Image: quinn.anya/Montreal Museum of Fine Arts Construction Fund Raiser
News Flash! Men and Women are different. OK, have a chuckle, we know there are plenty of studies that prove men are from Mars and women from Venus. And just as many policy papers about how we can achieve equality between men and women in the workplace. But a new study done by the Centre for Public Health Research of Massey University in New Zealand reminds us that when it comes to the workplace environment, equal but different must remain the rule where the occupational exposure of men versus women is concerned.Amanda Eng and her colleagues conducted a telephone survey for which men and women between 20 and 64 years of age where randomly selected from the electoral roles. The interviewees were asked to report on their exposures to specific dusts and chemicals, physical hazards and organisational factors. Each participant was catalogued by a standardized occupational code. Their overall findings, described in the abstract, reinforce the usual stereotypes, which are certainly side effects of the gender gap in types of employement:
Overall, male workers were two to four times more likely to report exposure to dust and chemical substances, loud noise, irregular hours, night shifts and vibrating tools. Women were 30% more likely to report repetitive tasks and working at high speed, and more likely to report exposure to disinfectants, hair dyes and textile dust.
The data turns more interesting when the authors corrected for men and women in comparable occupations:
Males remained significantly more likely to report exposure to welding fumes, herbicides, wood dust, solvents, tools that vibrate, irregular hours and night-shift work. Women remained more likely to report repetitive tasks and working at high speed, and in addition were more likely to report awkward or tiring positions.
Remember, the latter findings are for men and women in the "same occupation". You might intuitively suspect that a woman truly exposed to fumes, herbicides, wood dust, or solvents would be more likely to report that exposure than a man, which suggests that women are somehow protecting themselves better from dangerous chemical exposures. This could be relevant for studies that look for "clusters" of illnesses in workers exposed to certain chemicals. It may not suffice to compare overall illness rates with the rate of illness in the general population; controls for the gender could improve targeting of potential health threats. This affects everyone, not just industrial workers: "proof" of the hazards of a chemical based on health effects in workers is often required before use of a chemical can successfully be restricted in consumer applications.

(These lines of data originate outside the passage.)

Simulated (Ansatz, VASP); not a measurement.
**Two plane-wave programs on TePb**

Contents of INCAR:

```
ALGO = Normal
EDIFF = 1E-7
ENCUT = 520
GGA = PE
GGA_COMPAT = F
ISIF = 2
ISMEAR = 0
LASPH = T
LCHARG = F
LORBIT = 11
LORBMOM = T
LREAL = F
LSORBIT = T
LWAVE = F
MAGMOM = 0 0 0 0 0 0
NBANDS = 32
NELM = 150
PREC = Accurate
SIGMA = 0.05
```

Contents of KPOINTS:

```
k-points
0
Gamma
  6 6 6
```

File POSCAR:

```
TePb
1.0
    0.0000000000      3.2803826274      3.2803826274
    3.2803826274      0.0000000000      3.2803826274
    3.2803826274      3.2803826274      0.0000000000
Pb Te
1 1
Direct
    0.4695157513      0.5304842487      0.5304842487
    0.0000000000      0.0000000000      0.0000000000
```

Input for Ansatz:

And do reports of awkward and tiring positions reflect the "weaker sex" or are women struggling to find the correct ergonomics at work stations designed based on a male standard? I am reminded of a female engineer I worked with early in my career. She had a size 4 foot, and suffered from tromping about in steel-toed boots that were at best a woman's size 6, and were anyhow designed for a man. Since we humans have yet to work out a better idea than spending half our waking hours working, our work environments must be in balance with the nature of our bodies.
We would like to see some follow-up studies which rely on measured, rather than self-reported data. A large body of data exists measuring workplace exposures to chemicals which could certainly help advance our understanding of any gender gap in exposures on the job.